Council finds uses for school surplus


PROSPECT — The town will use $191,597 in surplus funds from the Region 16 school budget to purchase a number of items that would’ve otherwise been included in next fiscal year’s budget.

The Town Council last week approved transfers totaling $133,350, including $50,000 to purchase a full-size truck for the Public Works Department.

Last year, the town put $100,000 in a savings account to buy the truck in 2018. Mayor Robert Chatfield said he expects the truck to cost around $200,000, but won’t know the exact price until it is bid out.

The transfer will allow the town to pay for the truck outright, rather than through a lease-purchase agreement, saving the town money in interest.
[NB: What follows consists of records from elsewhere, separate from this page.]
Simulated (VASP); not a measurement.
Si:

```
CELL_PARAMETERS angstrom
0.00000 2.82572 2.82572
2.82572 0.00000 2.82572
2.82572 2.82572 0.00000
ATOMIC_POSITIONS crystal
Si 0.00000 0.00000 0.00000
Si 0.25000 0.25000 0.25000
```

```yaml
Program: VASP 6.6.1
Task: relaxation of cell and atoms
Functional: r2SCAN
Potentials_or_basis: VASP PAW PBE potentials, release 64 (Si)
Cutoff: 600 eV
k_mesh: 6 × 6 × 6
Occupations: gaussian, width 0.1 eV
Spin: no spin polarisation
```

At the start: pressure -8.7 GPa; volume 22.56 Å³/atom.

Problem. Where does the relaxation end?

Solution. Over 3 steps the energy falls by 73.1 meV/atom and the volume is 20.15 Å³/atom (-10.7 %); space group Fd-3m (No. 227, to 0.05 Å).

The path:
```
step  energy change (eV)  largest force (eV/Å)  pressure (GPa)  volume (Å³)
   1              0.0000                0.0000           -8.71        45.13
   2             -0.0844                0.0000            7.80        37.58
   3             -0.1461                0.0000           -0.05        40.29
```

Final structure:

The council also approved adding $20,000 to an account to pay for the next revaluation in a couple of years. The revaluation of taxable property, which the town must complete every five years, is expected to cost about $200,000.

The third transfer was $10,600 for a new 60-inch lawn mower. That transfer should cover the entire cost, Chatfield said. The mower will be used on irrigated fields which need to be mown twice a week.

Another $14,500 will go toward purchasing a new 1,000 gallon gas tank for the fire department. The town garage and police station each have their own fuel tanks already.

“We are just preparing ourselves for when the big one comes, so that our emergency services are going to be fully-sustainable on their own,” Chatfield said.

He said the town can go through 1,000 to 1,500 gallons of gas in a weekend for a storm with a foot of snowfall. He said the town has never run out of fuel in the past.

“We don’t want to get caught short,” he said.

Council member Carla Perugini-Erickson opposed the fuel tank transfer, saying the town’s money could be better spent elsewhere.

After debating whether the expense should be bid out, the council approved $12,000 for a new server for the tax collector and assessor’s office.

Tax Collector Diane Lauber said she didn’t want to go out to bid because she is comfortable with the current IT contractor, Mark Wither of Lightning PC, who has serviced the department for about 15 years and knows the town’s needs and software.

The council agreed to bid out the roughly $7,500 in hardware costs and use Lauber to install the new network.

“I would feel better if this were done properly,” Council member Patricia Geary said.

Several council members vowed to revisit the bidding process for Wither’s contracted services during budget discussions. IT services have never gone out to bid, Chatfield said.

“We want the same person doing the work and don’t want to change every month,” he said.

Perugini-Erickson said the failure to bid those services makes other businesses in town feel bad.

“It appears that we’re not giving them a fair shot,” she said.

The last transfers were $20,000 for legal fees, which have already been spent on union negotiations and land use, $1,250 for payment in lieu of benefits, and $5,000 for storm water inspections.